In terms of regular-season litmus tests, you couldn't have prepared a tougher one than what faced the Los Angeles Lakers this weekend.
The Western Conference's top seed beat the league-leading Milwaukee Bucks on Friday night before handing the rival Los Angeles Clippers their first full-strength loss of the season Sunday afternoon.
Here are five takeaways from the Lakers' most impressive 48 hours of the season:
It's important not to get too caught up in small sample sizes. Kawhi Leonard is still the reigning Finals MVP. Giannis Antetokounmpo's still the reigning regular-season MVP, an honor bestowed on the NBA's most consistently excellent player for six months at a time. But it's difficult to have watched what unfolded this weekend and come away thinking LeBron James isn't still the best basketball player on the planet when he needs to be.
All told, James totaled 65 points, 17 assists, 15 rebounds, and three steals in 72 minutes against the Bucks and Clippers, shooting 50% from the field in the Lakers' two victories.

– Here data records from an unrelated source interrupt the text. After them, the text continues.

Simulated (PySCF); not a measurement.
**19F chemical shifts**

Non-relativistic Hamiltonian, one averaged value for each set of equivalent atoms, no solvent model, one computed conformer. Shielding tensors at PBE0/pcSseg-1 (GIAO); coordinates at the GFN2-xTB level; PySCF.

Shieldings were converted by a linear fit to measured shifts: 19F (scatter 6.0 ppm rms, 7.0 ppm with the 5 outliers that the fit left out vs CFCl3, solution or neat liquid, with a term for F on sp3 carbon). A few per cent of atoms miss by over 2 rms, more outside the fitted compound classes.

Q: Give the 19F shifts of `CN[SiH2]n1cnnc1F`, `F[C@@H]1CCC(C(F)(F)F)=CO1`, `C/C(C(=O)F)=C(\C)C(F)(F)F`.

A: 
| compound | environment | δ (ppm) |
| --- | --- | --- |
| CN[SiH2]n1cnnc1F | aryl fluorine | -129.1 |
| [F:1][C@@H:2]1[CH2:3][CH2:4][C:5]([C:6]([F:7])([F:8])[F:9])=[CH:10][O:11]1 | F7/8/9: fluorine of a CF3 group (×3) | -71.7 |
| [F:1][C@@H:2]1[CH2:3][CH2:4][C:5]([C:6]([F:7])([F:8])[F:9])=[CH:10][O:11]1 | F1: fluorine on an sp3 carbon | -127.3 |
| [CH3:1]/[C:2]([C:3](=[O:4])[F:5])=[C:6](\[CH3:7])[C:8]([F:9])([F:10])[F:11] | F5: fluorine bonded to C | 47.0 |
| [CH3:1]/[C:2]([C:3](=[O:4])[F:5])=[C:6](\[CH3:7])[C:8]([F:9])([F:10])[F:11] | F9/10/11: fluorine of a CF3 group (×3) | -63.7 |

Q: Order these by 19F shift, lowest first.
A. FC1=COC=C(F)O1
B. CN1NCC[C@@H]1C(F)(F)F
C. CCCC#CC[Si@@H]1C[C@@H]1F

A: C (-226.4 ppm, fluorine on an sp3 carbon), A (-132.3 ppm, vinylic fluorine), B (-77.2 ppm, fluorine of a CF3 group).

It wasn't just the numbers, though. It was James' willingness and determination to dominate as many seconds as he could on both ends of the floor that perhaps offered a glimpse into what life will be like for opponents come springtime.
On Friday, James flummoxed Antetokounmpo, turning the Greek Freak into a hesitant jump shooter instead of the rim-destroying terror we've become accustomed to watching. Antetokounmpo scored seven points on 2-of-8 shooting when James guarded him.
On Sunday, in a matchup skeptics have insinuated James shied away from in the past, LeBron guarded Leonard from the opening possession. Leonard still finished with 27 points on 50% shooting, but he also didn't leave as many fingerprints on the game as he usually does, and Kawhi was a game-worst minus-17 in his 37 minutes.
When the games needed a closer down the stretch, James barreled his way to the rim and free-throw line, then calmly converted from the one area of the floor - the charity stripe - that has given him issues in recent years. Between Friday and Sunday, James knocked down 24 of 29 free-throw attempts.
In the dying minutes against the Clippers, James scrapped for a loose ball on the floor with Montrezl Harrell, then stepped in to attempt drawing a charge on a driving Marcus Morris. If LeBron's engaged enough to be hitting the deck and outgrinding Harrell in March, the rest of the league should be very afraid about what that means come April, May, and June.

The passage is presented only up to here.